Heartbreaking beauty of Ni No Kuni: Wrath of the White Witch

Ni No Kuni preview More than just a Ghibli face
The visual quality of Ni No Kuni: Wrath of the White Witch is so impressive, the upcoming PlayStation 3 role-playing game often resembles an interactive Studio Ghibli movie. No matter your angle, Ni No Kuni is bright, beguiling, and beautiful – even in the face of disparities between its animated cutscenes and in-game action.

Given the storytelling pedigree of co-developers Studio Ghibli and Level-5 – and the latter's prowess in the role-playing game genre – my hope was Ni No Kuni can be as enchanting as Spirited Away, yet underlined by the kind of design that makes Dark Cloud 2 so deep.

Based on my brief experience with the final build, there's legitimate cause for optimism; however, concerns remain. There are, at the very least, the seeds of curiosity in Ni No Kuni.

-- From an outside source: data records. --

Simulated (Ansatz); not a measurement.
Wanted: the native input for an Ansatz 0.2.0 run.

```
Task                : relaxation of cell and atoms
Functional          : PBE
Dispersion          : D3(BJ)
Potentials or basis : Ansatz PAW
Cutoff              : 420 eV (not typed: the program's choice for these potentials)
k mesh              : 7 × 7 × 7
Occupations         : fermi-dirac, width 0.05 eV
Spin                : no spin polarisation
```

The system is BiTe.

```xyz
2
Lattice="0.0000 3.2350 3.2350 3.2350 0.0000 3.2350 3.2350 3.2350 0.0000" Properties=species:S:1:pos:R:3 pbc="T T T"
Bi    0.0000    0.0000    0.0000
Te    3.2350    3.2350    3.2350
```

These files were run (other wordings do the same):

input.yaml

A JRPG is only ever going to reveal so much in its first few hours, and Ni No Kuni is no exception, with the first 40 minutes of the game reserved for storytelling. The initial gameplay downtime allowed me the chance to soak in the gorgeously presented prologue, which introduces the suburban life of 13-year-old Oliver and his mother Arie. It's all very quaint, with Oliver's endearing innocence a touch more in line with Disney than Ghibli. Things then take a turn for the tragic after Arie's weak heart fails her in an accident, leaving Oliver on his own.

The tragic soon becomes the absolutely peculiar with the introduction of Drippy, Oliver's stuffed toy somehow transformed by the devastated boy's tears into a small fairy. He more resembles a dumpy banana in a onesie, but Drippy's look is nothing compared to the thick Welsh accent emitted from his tiny frame. Deep, rough, and not unlike the shouty twang of comedian Rhod Gilbert, it's totally out of place in the game's neat and cutesy presentation. It's also exactly what makes Drippy interesting.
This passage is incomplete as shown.